My main rooster, Animal had survived several cullings of roos because of his
- friendliness toward people
- work ethic
He had superb manners with people. Another trait which gained him favor and allowed him to continue living long after his age mates became chicken dinners. He never once showed aggression toward a human being, proving himself trustworthy even around young children.
He was a great leader and protector of his harem of hens. While he was docile with people, he didn't give four legged animals the opportunity to get close to his ladies. I never lost a hen on his watch (rather, all my coon and possum related poultry losses were from the portable pen dwelling meat birds or young pullets not yet moved into Animal's flock). He was also very good at calling his ladies over to some treasure he'd found (such as a juicy worm or tasty bug, or even the corn cobs or watermelon rinds I gave them in season) and then let all his girls get their fill before taking any for himself.

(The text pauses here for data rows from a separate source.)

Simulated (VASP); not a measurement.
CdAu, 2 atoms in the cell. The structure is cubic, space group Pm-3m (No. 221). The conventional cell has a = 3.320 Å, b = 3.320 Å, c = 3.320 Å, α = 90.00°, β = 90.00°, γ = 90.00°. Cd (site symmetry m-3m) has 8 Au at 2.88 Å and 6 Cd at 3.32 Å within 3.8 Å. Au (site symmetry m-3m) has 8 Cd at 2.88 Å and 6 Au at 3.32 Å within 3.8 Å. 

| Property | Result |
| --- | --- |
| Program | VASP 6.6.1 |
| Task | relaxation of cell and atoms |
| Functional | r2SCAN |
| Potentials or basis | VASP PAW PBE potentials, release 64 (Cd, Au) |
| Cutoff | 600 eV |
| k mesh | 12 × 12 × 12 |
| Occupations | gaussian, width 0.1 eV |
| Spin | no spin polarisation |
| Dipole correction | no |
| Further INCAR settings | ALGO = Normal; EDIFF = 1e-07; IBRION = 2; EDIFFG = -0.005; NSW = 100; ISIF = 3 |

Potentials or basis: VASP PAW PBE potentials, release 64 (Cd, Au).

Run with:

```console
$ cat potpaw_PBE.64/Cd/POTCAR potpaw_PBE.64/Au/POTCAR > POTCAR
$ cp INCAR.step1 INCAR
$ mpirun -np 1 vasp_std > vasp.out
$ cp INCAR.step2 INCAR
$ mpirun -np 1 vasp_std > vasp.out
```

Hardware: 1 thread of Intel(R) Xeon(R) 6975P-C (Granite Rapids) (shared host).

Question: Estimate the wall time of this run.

I wish I'd put some eggs in the incubator this year, so that now I would have a son of his to carry on as protector of my flock. Unfortunately, his last son, a golden haired roo I'd nicknamed Hot Stuff, went to the auction in a flock culling several years ago. At the time I'd sent Hot Stuff off to the auction, I didn't know he would be from the last batch of eggs fertilized by Animal that I would ever hatch.
Goodbye, Animal, you were a good roo.